I am having trouble with this problem in my Linear Algebra review:
Find an equation for the plane parallel to $2x-y+2z=4 $ such that the point $(3,2,-1) $ is equidistant from both planes.
The answer is $2x-y+2=0$ . How would you go about finding the $0$ ?
On
In order for the point $(3,2,−1)$ to be equidistant from two distinct parallel planes, it must be midway between them. Furthermore, one plane is a reflection of the other plane through the point $(3,2,−1).$
The point $P_2 = (x_2,y_2,z_2)$ is in the second (unknown) plane if and only if there is a corresponding point $P_1 = (x_1,y_1,z_1)$ in the plane $2x−y+2z=4$ such that the point $(3,2,−1)$ is the midpoint of the line segment $\overline{P_1P_2}.$ That is,
\begin{align} \frac{x_1 + x_2}{2} &= 3, \\[3pt] \frac{y_1 + y_2}{2} &= 2, \\[3pt] \frac{z_1 + z_2}{2} &= -1. \end{align}
Solve these equations for the coordinates of $P_1$:
\begin{align} x_1 &= 6 - x_2, \\ y_1 &= 4 - y_2, \\ z_1 &= -2 - z_2. \end{align}
We know that $(x_1,y_1,z_1)$ lies in the given plane, so $$2x_1 − y_1 + 2z_1 = 4.$$
Use the equations above to substitute for $x_1,$ $y_1,$ and $z_1$:
$$ 2(6 - x_2) − (4 - y_2) + 2(-2 - z_2) = 4. $$
That's an equation of a plane, and it is the desired plane. But to put it in the form that is probably expected, we can simplify:
\begin{align} 12 - 2x_2 − 4 + y_2 - 4 - 2z_2 &= 4, \\ - 2x_2 + y_2 - 2z_2 &= 0, && \text{collect all the constant terms}\\ 2x_2 - y_2 + 2z_2 &= 0. && \text{multiply all terms by $-1$}\\ \end{align}
Done!
Since both planes are parallel, the normal vector to both planes is $(2, -1, 2)$. Thus the points $(2k + 3, -k + 2, 2k-1)$ and $(-2k + 3, k + 2, -2k-1)$ are equidistant to $(3,2,-1)$.

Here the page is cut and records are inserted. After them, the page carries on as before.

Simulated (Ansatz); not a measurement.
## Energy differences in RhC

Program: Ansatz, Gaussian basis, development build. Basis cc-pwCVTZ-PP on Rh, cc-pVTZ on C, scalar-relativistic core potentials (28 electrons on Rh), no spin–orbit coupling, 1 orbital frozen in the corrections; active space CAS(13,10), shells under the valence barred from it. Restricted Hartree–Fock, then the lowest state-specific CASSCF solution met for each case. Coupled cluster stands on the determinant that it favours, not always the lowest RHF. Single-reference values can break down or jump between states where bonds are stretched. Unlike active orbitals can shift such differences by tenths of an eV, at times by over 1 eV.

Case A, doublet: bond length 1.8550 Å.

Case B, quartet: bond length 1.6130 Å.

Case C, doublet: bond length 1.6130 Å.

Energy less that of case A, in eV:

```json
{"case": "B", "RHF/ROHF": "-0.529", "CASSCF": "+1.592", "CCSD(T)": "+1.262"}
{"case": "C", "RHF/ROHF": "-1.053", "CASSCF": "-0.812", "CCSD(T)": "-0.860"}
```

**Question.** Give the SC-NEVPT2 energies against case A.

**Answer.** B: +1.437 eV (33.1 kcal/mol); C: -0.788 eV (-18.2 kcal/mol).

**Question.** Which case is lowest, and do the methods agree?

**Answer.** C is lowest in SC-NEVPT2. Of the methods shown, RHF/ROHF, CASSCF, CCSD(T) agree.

Now if the first point lies on the original plane, $2(2k + 3) - (-k + 2) + 2(-2k + 1) = 4$ $ \implies k = -2$. So the original plane is moved $-2$ units to meet the point $(3,2,-1)$, then another $-2$ units for it to be equidistant gives $2x - y + 2z = 4 + (-2) + (-2) = 0$.